Fall For Burnt Orange by Hannah Rochell22. 10. 2019
Forget the notion that fashion is all about the new. It’s a myth! Having been a fashion writer for the last 12 years, I can tell you that while hem lines might rise and fall and trouser widths fluctuate more frequently than you can keep up with, some of the same ideas pop up every single year without fail. Whether it’s on the catwalk, on the high street or on the pages of magazines, there are certain themes you can always rely on. Christmas? It’s sequins. Summer? Safari chic. To quote The Devil Wears Prada’s Miranda Priestly, “Florals? In spring? Groundbreaking!”. And when it comes to autumn, it’s time to take inspiration from the changing colours of nature, as warm burnt oranges to take centre stage in your wardrobe.

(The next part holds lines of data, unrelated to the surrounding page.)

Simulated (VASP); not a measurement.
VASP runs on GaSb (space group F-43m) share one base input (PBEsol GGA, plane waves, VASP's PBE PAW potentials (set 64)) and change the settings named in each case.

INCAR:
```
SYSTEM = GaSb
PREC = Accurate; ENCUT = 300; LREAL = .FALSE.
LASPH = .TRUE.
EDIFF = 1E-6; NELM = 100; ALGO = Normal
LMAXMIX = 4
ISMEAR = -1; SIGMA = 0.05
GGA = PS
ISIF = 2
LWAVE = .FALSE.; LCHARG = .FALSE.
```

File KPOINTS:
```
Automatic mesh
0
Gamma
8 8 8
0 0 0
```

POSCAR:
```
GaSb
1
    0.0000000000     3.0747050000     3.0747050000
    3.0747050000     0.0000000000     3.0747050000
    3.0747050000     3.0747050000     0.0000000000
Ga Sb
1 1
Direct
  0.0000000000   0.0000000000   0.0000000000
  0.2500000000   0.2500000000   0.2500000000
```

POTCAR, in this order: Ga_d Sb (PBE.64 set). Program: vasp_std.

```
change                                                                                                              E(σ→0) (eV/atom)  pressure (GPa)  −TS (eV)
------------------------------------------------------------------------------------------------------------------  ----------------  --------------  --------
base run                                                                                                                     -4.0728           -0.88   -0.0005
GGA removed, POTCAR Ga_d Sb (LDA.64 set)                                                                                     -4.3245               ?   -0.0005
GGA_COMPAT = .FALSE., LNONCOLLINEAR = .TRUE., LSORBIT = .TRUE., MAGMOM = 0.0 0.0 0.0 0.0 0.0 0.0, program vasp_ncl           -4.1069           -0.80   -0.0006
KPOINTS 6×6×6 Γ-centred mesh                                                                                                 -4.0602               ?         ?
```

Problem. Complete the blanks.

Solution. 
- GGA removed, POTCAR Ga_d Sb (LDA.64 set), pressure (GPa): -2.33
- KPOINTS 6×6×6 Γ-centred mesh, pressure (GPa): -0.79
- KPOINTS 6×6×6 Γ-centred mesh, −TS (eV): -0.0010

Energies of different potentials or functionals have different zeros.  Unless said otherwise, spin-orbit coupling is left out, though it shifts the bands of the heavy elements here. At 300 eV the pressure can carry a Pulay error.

I LOVE this colour and all its earthy variants, which take their cue from seasonal sources like pumpkin patches and maple leaves. It’s more flattering than oranges at the fruitier end of the spectrum like tangerine and apricot, and as such, suits most skin tones. It also goes with far more other colours than you might imagine - here I’ve clashed it with a bright turquoise-green and a pop of lemon yellow which on paper is a bit bonkers, but actually isn’t that scary in practice. It also works brilliantly when used on the textured fabrics that really come into their own at this time of year, such as leather, suede, silk and corduroy (seriously, is there anything better than a pair of burnt orange cords?!). Burnt orange is also the perfect partner for a pattern that’s now so ubiquitous in many women’s wardrobes that it’s basically a neutral - leopard print - which also usually has a warm orange tones incorporated into the print. Basically, the sky’s the limit with burnt orange, because it literally goes with everything.
So it comes as no surprise that Yogi Footwear’s Miss Rufus leather trainer looks cracking in burnt orange, too. It’s an ideal match for those chunky leather laces and creamy crepe sole, and really encapsulates the spirit of autumn. It’s also a really practical shoe for this time of year, being both comfortable and durable - ideal if you, like me, spend most Sundays at this time of year taking long woodland walks followed by pub lunches next to an open fire. I’d also be partial to pairing Rufus with a chunky patterned sock once the mercury drops.
This annual revisiting of trends is all great news if you’re trying to be more sustainable while still staying stylish; you can bring out certain seasonal pieces that suit the time of year, rather than feeling like you have to rush out and buy into new trends, because the chances are that this season’s trends are exactly the same as last year’s anyway. Which means a pair of Miss Rufus in burnt orange will look just as fresh when the leaves start to turn next year, and the year after…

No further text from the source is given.